Rarr… Captcha!

Rarr...Captcha!

Rarr...Captcha!

Last week, those movie ticket kiosks were on my nerves.

But this week, I wanted to focus on those fun little images we all love to hate: Captcha.

You know them- the images you have to decode in order to sign up for a new account (basically to prove that you’re human).

This post is dedicated to you, little buggers, for making me feel kinda dumb sometimes.

Formally known as “”Completely Automated Public Turing test to tell Computers and Humans Apart,” captchas as we know them today are the product of crazy awesome people/researchers @ Carnegie Mellon, who came up with the crazy awesome (and long) term as well.

There are a variety of captchas out there, working to determine who is real and who’s a bot – I’m sure you’ve seen a few options, from text (words, phrases), object recognition (now in 3D), math, and other weird captchas.

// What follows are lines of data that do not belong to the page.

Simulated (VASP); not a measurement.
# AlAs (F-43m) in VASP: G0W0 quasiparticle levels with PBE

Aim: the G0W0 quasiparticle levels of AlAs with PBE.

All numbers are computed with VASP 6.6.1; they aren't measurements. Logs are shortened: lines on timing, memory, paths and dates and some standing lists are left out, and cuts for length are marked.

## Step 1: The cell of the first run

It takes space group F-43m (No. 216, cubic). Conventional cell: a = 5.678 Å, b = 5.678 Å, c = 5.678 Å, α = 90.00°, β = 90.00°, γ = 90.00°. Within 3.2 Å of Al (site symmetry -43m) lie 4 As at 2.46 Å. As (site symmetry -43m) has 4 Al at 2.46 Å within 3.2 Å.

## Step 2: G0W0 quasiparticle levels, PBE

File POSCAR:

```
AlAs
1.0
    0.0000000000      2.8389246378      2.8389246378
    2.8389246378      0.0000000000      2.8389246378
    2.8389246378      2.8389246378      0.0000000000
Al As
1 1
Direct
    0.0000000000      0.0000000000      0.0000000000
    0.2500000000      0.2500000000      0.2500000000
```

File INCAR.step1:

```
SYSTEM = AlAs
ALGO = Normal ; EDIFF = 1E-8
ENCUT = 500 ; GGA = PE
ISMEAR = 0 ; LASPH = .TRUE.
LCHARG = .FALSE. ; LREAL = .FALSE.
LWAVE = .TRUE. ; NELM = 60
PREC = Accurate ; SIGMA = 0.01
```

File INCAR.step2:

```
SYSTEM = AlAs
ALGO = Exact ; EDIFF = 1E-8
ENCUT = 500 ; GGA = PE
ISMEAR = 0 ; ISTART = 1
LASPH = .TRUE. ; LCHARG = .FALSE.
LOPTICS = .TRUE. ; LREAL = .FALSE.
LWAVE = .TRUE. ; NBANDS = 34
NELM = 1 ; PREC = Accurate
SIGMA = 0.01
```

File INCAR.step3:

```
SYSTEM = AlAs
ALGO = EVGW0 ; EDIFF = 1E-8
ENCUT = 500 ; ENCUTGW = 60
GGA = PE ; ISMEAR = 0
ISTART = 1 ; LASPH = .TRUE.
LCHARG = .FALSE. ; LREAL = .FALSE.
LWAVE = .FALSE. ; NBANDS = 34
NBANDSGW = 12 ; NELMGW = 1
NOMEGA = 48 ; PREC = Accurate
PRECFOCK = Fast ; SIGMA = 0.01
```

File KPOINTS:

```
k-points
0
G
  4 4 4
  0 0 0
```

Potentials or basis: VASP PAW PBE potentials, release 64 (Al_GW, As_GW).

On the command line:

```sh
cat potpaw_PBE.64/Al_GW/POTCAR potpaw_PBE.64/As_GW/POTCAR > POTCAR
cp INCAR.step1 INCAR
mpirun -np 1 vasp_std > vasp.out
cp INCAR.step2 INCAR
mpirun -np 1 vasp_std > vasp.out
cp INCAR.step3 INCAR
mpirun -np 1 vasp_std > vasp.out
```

Some captchas use their power for good (like reCaptcha’s goal of digitizing scanned texts) and others for evil (like trading captcha solving for porn).

Even though they’re frustrating and kindof annoying sometimes, I just think about how wild the Internet would be without them. Maybe my next rant of the week should be focused on those pesky bots.

In Summary: hey, I’m no Wolfram Alpha, but I matter too.